Published on: 2015-06-01
Edwin L. -C. Lai
PhD, Stanford University
Professor, Department of Economics
Tel (852) 2358 7611
Personal Home Page
AREAS OF EXPERTISE
International trade, industrial organization, technological change, growth, Chinese economy, Internationalization of renminbi
Before joining HKUST in 2009, Edwin Lai was Senior Research Economist and Advisor at the Federal Reserve Bank of Dallas, the Federal Reserve System, USA, from August 2007 to June 2009. Before that he was Assistant Professor at Vanderbilt University, USA, Associate Professor (with tenure) at City University of Hong Kong and Associate Professor (with tenure) at Singapore Management University. Prof. Lai has been a consultant to the World Bank, a visiting scholar with Boston University, Kobe University and University of Munich, visiting fellow (twice) with Princeton University and visiting research fellow with the Hong Kong Institute for Monetary Research. He is a fellow of the CESifo Research Network. He is an associate editor of the journal Review of International Economics. He got his B.Sc. in engineering from University of Hong Kong and A.M. and Ph.D. in economics from Stanford University, USA.
Prof. Lai has published in American Economic Review, RAND Journal of Economics, International Economic Review, Journal of International Economics and other respected journals in economics. Prof. Lai has published intensively and extensively on the topic of intellectual property protection in the international economy.

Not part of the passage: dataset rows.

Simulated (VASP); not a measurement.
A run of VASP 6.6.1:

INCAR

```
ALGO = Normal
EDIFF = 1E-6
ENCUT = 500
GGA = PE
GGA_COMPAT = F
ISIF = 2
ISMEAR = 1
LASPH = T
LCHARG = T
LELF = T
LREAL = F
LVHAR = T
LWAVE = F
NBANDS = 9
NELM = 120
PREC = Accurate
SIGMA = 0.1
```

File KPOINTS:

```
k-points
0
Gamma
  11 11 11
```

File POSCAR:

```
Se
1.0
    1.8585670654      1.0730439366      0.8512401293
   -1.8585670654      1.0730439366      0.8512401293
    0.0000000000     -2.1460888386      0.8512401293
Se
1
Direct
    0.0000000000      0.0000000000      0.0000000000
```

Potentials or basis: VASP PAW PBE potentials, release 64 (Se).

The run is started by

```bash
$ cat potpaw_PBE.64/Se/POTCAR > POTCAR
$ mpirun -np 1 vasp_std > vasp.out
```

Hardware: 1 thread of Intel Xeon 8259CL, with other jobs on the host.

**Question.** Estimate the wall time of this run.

SELECTED PAPERS & PUBLICATIONS
- “Invoicing Currency in International Trade: An Empirical Investigation and Some Implications for the Renminbi,” (with Charles Xiangrong YU), World Economy, January 2015.
- "Would Global Patent Protection be too weak without International Coordination?” (with Isabel K.M. Yan) Journal of International Economics, January 2013, pp.42-54.
- “Outsourcing of Innovation,” (with Ray Riezman and Ping Wang), Economic Theory, Volume 38, Number 3, March 2009.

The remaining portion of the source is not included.